The vertices of an ellipse are crucial points that define its overall shape and orientation. These vertices are the most distant points from the center along each of the ellipse's principal axes. In our given exercise, the ellipse has its vertices at \((0, \pm 5)\). Here, we notice that the vertices are aligned vertically along the \(y\)-axis.

• The vertices directly indicate the value of \(a\).
• In this scenario, \(a = 5\) because the vertices are 5 units away from the center \((0,0)\).

Understanding the position of vertices helps in sketching the ellipse and forms a base for determining other parameters, such as the foci and the length of the semi-minor axis.

The foci of an ellipse are two distinct points situated along the ellipse's principal axis. An ellipse is defined such that the sum of the distances from any point on the ellipse to these two foci is constant. In our example, the foci are given as \((0, \pm 3)\), which also lie along the \(y\)-axis.

• The distance from the center \((0,0)\) to each focus is \(c = 3\).
• The relationship \(c^2 = a^2 - b^2\) helps in finding the semi-minor axis of the ellipse.

Understanding the location of the foci is essential in the derivation of the ellipse's equation and is a critical aspect of its geometric properties.

The center of an ellipse serves as the midpoint from which both the axes and various components radiate. It is the balance point of the ellipse, from which both the vertices and foci are equidistantly distributed in opposite directions. For this exercise, both the foci \((0, \pm 3)\) and vertices \((0, \pm 5)\) are aligned along the \(y\)-axis, centering the ellipse at \((0,0)\).

• The center coordinates are crucial for setting the ellipse's equation in its standard form.
• Changes in the center position directly affect the translation of the entire ellipse, without altering its shape.

Identifying the center is fundamental as it ensures that all measurements from the center, especially those for "a" and "c," are accurately determined.

The standard form of an ellipse equation is essential for expressing an ellipse algebraically and is commonly written as \(\frac{x^2}{b^2} + \frac{y^2}{a^2} = 1\) for a vertical ellipse. It integrates all the distances calculated along the ellipse's axes. Based on our exercise:

• Since the vertices are along the \(y\)-axis, it suggests the vertical orientation of the ellipse.
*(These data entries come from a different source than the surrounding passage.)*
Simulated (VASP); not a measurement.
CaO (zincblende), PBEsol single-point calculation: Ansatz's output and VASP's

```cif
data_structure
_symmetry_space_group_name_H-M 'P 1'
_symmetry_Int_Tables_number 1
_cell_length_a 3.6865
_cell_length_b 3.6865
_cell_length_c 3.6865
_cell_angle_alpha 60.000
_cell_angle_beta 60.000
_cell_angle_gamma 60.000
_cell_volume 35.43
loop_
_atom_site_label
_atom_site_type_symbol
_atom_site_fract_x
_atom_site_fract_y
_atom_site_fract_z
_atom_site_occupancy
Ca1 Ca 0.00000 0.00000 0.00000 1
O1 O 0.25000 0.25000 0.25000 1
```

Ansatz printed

With \(a = 5\) and \(b = 4\), the equation becomes \(\frac{x^2}{16} + \frac{y^2}{25} = 1\).

• This equation encapsulates all the elements of the ellipse: center, vertices, and foci.
• It is crucial for graphing the ellipse and understanding its symmetrical properties.

Familiarity with this standard form allows for easier manipulation and recognition of ellipses in various mathematical contexts.